One project I’d like to pursue someday soon is a full database of regional indigenous periodicals. There are loads of them, and they include fantastic writing by tribal members that you just don’t find anywhere else: poetry, recipes, cartoons, historic research and political manifestos.
These newsletters, magazines and newspapers date back at least as far as the 1930s, when The Narragansett Dawn was published in Rhode Island. Some, like the ND, are preserved in archives or library universities; but many are held in small tribal offices or even personal collections. They are often inaccessible to researchers and, in some cases, not easily accessible by tribal members. Just putting together a comprehensive list of these publications is a challenge.

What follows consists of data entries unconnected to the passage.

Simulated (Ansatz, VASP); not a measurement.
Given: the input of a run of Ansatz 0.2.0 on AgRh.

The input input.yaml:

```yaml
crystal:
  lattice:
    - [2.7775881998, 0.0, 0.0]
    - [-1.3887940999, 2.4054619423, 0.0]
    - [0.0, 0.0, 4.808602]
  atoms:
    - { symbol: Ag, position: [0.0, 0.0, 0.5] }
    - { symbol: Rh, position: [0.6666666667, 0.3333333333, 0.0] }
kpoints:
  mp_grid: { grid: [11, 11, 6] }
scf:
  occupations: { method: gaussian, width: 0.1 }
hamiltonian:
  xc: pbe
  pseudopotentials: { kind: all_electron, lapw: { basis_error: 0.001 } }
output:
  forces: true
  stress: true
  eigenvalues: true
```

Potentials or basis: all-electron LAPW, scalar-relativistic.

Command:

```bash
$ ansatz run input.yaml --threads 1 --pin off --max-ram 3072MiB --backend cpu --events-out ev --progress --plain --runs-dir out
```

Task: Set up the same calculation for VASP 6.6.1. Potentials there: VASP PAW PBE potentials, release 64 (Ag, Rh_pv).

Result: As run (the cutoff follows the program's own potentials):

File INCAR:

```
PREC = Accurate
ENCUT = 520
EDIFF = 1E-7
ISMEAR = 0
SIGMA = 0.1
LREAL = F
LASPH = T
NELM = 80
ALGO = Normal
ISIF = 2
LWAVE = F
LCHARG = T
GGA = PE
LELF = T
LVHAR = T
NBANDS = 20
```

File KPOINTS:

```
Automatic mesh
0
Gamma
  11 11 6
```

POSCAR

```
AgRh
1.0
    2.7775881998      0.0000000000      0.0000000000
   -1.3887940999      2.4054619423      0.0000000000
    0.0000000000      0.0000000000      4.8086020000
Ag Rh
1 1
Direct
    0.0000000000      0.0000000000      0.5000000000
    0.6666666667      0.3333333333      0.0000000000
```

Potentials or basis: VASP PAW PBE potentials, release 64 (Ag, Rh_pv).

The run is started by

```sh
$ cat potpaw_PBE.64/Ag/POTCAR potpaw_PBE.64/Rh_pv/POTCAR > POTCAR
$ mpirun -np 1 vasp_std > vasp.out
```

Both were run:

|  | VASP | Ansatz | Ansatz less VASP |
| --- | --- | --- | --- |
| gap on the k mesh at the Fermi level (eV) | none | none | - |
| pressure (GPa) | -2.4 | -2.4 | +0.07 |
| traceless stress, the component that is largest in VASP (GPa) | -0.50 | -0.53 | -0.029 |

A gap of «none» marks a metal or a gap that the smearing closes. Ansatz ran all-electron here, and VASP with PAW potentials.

Here is a spreadsheet of about 40 New England-based tribal periodicals that a former graduate student, James Finley, helped me compile a couple of years ago. I am most eager to get further input from tribal members who know about other publications, or who can correct the information I’ve got here. Excepting those publications that should remain private or viewable to tribal members only, I am starting to think about how we could create a digital collection of these newsletters. I could find grant money to pay tribal members (including tribal youth) to scan some of these publications and/or enlist college students to help with that work. We could also make these publications open for community comment. How exciting it would be, to have tribal members add their own recollections of family members and ancestors represented in the pages of these periodicals.